This is a very important type - our new broadest text currency type.
I need more time to digest it, but with regard to normalisation checks, and quick-check in particular, I can share some of the things I considered when omitting it from the normalisation proposal.
Basically, when you perform a quick check for normalisation, you can end up with one of 3 answers:
- YES - definitely is normalised
- NO - definitely is not normalised
- MAYBE - could be normalised, but a more comprehensive (non-"quick") check is needed to say for sure
If we return a Bool
, we would need to collapse NO and MAYBE to the same state, losing important information ("do I need to bother to run the comprehensive check?").
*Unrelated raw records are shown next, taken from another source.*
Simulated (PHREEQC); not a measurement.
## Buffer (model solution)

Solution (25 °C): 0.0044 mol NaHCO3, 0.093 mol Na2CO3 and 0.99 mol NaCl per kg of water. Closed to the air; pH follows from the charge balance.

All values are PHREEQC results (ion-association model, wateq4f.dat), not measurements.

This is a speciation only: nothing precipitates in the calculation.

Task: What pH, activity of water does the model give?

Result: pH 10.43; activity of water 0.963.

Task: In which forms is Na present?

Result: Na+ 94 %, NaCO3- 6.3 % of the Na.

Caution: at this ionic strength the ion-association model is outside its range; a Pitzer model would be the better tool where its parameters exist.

So you might think the ideal result looks something like this:
enum QuickCheckResult {
case yes
case no
case maybe
}
Except that's not quite ideal, either. You see, if we reached a MAYBE character, it means there is some prefix of the String which was entirely YES (otherwise we would have early-exited). If you did want to resolve that MAYBE condition, we'd really want to preserve that information. So maybe it would instead look something like this:
enum QuickCheckResult<C: Collection> {
case yes
case no
case maybe(requiresCheckFrom: C.Index)
}
And the way you want to use it would be something like:
var i = text.startIndex
while i < text.endIndex {
let result = text[i...].isNormalized_QuickCheck(.nfc)
switch result {
case .yes:
return true
case .no:
return false
case .maybe(requiresCheckFrom: let startOfRemainder):
let (isNormalized: Bool, resumeFrom: C.Index) = text.isNormalized_resolveQuickCheckMaybe(.nfc, from: startOfRemainder)
guard isNormalized else {
return false
}
i = resumeFrom
}
}
This is very, very rough and we can probably clean it up a lot. The reason I omitted this from the normalisation proposal was so I could avoid thinking about the design of it too much, so these mental sketches are as much as I've got (normalisation is a big enough proposal as it is).
But essentially what you want is to keep using the quick-check algorithm as much as possible, and only fall back to the slow path when you really, truly have no other choice.
This algorithm is already implemented in the isNormalized
function I wrote for the normalisation proposal.
(Okay, admittedly it's structured slightly differently from the above because it tracks when a segment containing a MAYBE character ends, not when it begins, but conceptually it's the same thing.)
Another thing to consider: in a language like Swift, where Strings are compared with canonical equivalence by default, you very rarely need to manually normalise text. Anybody who is even going down this road, manually normalising or checking for normalisation, is already a bit of an advanced user, and if they're reaching for a normalisation quick-check no less, I think it's safe to say they are the kind of developer who would appreciate us returning the full fidelity of information captured by the quick-check algorithm.